Jack Bogle was an investment industry legend. In Boston, he was also a legendary pain in the butt.
Bogle, who died Wednesday at the age of 89, founded Vanguard Group in 1975 and proceeded — slowly at first, then like a juggernaut in the past two decades — to undermine the very premise upon which much of Boston’s fund industry was built: that professional stock-pickers are worth the fees they charge investors for managing their money in mutual funds.
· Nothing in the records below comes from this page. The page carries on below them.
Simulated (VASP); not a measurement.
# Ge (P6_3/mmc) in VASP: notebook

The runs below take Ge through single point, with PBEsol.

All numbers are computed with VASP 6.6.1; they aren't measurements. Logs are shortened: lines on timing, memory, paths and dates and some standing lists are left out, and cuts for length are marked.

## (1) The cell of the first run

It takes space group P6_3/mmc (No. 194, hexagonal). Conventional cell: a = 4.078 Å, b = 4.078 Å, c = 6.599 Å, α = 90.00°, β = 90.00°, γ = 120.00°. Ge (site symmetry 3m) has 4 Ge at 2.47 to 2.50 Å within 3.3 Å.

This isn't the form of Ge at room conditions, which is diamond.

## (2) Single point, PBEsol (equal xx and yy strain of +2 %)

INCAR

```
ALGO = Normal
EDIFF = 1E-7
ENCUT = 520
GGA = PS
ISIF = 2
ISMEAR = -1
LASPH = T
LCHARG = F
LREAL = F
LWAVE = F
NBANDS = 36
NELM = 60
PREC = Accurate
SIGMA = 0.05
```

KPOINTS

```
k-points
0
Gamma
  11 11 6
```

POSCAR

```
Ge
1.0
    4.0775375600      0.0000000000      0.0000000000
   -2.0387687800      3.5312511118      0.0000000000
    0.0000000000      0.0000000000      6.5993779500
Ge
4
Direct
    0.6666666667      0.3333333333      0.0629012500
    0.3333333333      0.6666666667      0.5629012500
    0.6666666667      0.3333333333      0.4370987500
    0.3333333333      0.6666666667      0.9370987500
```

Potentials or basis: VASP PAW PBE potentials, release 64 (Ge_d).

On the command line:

At Vanguard, which is headquartered in a small town about 30 miles west of Philadelphia, Bogle created the first fund tied to a stock index for individual investors. Opened in 1976, the Vanguard Index Trust (now the Vanguard 500 Index Fund) was designed to match as closely as possible the performance of the Standard & Poor’s 500 index, a benchmark for the biggest US stocks.
The goal was simple but anathema to most of the investment world: Instead of paying fat fees to high-priced managers to research and select stocks, Vanguard customers were offered low-cost funds that mirror various baskets for stocks (and later bonds).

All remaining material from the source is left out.